“Every gamer will want 3D Xpoint. Every single gamer.” These were the bold word of Intel’s CEO at a recent investor conference. He may well be right, too. 3D Xpoint is the storage technology behind Intel Optane, a new super-fast storage device which works with Intel’s Kaby Lake processors.
What is Intel Optane?
Put simply, Optane is an even faster ‘ SSD’ which plugs into your motherboard’s M.2 slot, much like existing NVMe SSDs such as Samsung’s 960 Evo, reviewed.
Few people have an NVMe SSD yet at they’re relatively new, and only high-end (and recent) motherboards have the requisite M.2 slot.
But although the 960 Evo is extremely fast, Optane is in another league entirely.

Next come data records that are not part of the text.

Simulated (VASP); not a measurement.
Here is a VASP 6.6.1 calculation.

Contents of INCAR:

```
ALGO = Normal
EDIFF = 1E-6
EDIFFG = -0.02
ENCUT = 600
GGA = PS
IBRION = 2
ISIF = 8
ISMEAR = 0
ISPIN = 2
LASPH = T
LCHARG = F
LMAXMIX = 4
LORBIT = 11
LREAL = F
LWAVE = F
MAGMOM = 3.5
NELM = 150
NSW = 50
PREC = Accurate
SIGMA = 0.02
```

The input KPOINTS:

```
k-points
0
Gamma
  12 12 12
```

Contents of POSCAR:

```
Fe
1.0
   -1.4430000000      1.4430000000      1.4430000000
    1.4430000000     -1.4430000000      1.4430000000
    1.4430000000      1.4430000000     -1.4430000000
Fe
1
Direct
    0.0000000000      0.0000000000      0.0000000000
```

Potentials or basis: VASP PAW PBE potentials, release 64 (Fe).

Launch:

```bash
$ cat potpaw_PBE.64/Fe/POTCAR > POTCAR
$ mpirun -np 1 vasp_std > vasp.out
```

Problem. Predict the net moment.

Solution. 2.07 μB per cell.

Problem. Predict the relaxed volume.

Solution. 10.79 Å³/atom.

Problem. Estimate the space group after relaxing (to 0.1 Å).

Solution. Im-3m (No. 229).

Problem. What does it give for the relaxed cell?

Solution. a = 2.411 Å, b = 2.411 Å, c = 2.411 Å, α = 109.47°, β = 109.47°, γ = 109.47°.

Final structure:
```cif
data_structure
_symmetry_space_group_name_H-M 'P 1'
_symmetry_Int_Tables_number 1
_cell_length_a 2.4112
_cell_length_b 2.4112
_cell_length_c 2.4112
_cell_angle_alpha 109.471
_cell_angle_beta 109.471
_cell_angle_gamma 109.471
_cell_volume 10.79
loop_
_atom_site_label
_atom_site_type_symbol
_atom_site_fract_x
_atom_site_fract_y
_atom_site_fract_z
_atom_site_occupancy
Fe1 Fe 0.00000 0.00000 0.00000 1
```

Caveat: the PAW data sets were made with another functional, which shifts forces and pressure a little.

Intel says Optane is 4.42 times faster than a ‘NAND’ memory-based NVMe SSD in terms of IOPS (Input/output operations per second) and has 6.44 times less latency.
It has also said that Optane could be up to 10 times faster than traditional SATA-based SSDs.
As of yet, there have been no real-world benchmark results, and Intel showed off only 16GB and 32GB units at CES 2017. This pales in comparison with the 1TB capacity of the 960 Evo, but the promise is that ‘high capacity’ Optane will come over the next few years.
How does Intel Optane work?
It’s easiest to think of Optane as a cross between an SSD and RAM. It’s (nearly) as fast as RAM, but doesn’t lose its data when power is removed. This is why Intel is calling it Optane Memory, and not Optane SSD.
Intel has worked with Micron (better known as Crucial memory in the UK) to develop 3D Xpoint technology, which is a little like Samsung’s 3D V-NAND.
Xpoint should be read as ‘crosspoint’ because the structure of the memory is like a 3D latticework, which means a lot of storage capacity can be crammed into a small space, and the data addressed quickly.
Intel Optane Memory: price and release date rumours
Intel has said you’ll be able to buy Optane Memory in the second quarter of 2017, so it could arrive as early as March, or as late as the end of May.
No price has been mentioned, and this will be the critical factor. However, the aim is that it will be cheaper to pair a small-capacity Optane module with a high-capacity mechanical hard drive than to have an all-SSD system.
The problem – right now – is that 3D Xpoint is not as fast as RAM but costs more to produce. It has been claimed to be 1,000 times faster than NAND flash memory, but in reality is (as per Intel’s figures above) only 6-8 times faster.
Also, only a tiny proportion of PC owners will have a PC that’s Optane Memory Ready (look out for the logo below if you’re buying a PC).
Only Kaby Lake processors support Optane, so it won’t work with your sixth-gen Skylake system or anything older.
Your motherboard will need an Intel 200-series chipset, and an “M.2 type 2280-S1-B-M or 2242-S1-B-M connector on a PCH Remapped PCIe Controller and Lanes in a x2 or x4 configuration with B-M keys that meet NVMe Spec 1.1 and System BIOS that supports the Intel Rapid Storage Technology 15.5 driver.”
You can find out more about Optane requirements on Intel’s website.
It’s unclear whether Windows 7 will be Optane aware, so it’s likely you’ll also need Windows 10.
Intel Optane Memory and gaming
So why will “every single gamer” want 3D Xpoint inside their PC? Essentially, it’s because games will load a lot faster, and parts – new levels, for example – can be pre-loaded on the Optane module so there’s no waiting around as with current hard drives and SSDs.
We’ll have to wait and see just how much of a difference there is, and how Kaby Lake + Optane stack up against AMD’s rival Ryzen CPUs and new motherboard chipsets.